Format-aware compression

Compress structured data by its shape, not as a byte soup.

Generic compressors treat a CSV or log line as one undifferentiated byte stream. AT-1's format-aware stream-splittransposes the data into columns and gives each typed field its own stream — so numbers compress against numbers and timestamps against timestamps. It's byte-exact lossless, with a never-worse guard, and it beats xz -9e on real structured data.

2.04×
Finance ticks
vs xz -9e

Binance trade data — columnar transpose + typed delta over the price/size/time streams.

1.60×
Smart-meter telemetry
vs xz -9e

Per-channel readings split into their own typed streams before compression.

1.62×
Apache logs
vs xz -9e

Structured access logs — fields separated so each compresses against its own kind.
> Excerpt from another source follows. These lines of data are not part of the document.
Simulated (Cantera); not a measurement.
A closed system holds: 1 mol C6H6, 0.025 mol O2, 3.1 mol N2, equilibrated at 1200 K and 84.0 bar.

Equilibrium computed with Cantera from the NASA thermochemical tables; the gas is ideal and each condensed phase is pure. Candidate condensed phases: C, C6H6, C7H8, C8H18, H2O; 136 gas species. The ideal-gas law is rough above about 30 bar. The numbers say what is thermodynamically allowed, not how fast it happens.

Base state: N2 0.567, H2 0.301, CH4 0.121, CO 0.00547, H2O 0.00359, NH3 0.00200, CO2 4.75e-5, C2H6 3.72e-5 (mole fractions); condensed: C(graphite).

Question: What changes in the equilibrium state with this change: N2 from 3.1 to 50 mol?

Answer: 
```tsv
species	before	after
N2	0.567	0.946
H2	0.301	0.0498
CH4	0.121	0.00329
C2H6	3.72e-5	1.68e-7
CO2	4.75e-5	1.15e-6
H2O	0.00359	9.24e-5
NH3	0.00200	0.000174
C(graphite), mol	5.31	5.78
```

Same kind packed with its own kind

Stream-split is a columnar transpose with typed delta — the established BtrBlocks-class technique, applied automatically and verified byte-exact. There's no novel-IP claim here: the value is that it's built in, measured on real data, and guarded so it never loses to the plain codec.

# format-aware compression with a never-worse guard
at1 columnar compress ticks.csv  --out ticks.at1     # 2.04× vs xz-9e, byte-exact
at1 columnar compress meters.csv --out meters.at1    # 1.60× vs xz-9e
at1 columnar compress access.log --out access.at1    # 1.62× vs xz-9e

at1 columnar decompress ticks.at1 --out ticks.csv    # reconstructs every original byte

Logs, by structure

The win tracks how structured the log is: heavily-fielded access logs gain the most; freeform syslog is closer to parity. All byte-exact, all vs xz -9e.

Datasetvs xz-9e
Apache access logs1.62×
HDFS logs1.23×
Linux syslog1.03×
Lossless, byte-exact, never-worse

Every result above reconstructs the original file byte-for-byte. The never-worse guard means that if the stream-split wouldn't help a given file, it falls back so you never end up larger than the standard codec. The market here is structured telemetry, CSV, JSON and logs — the data that has columns to split — not natural media, where we delegate to the codecs that already model it.

Built for

Financial tick archives · IoT & smart-meter telemetry · application & access logs · CSV/JSON exports — anywhere you store a lot of structured rows and want them smaller without giving up lossless reconstruction.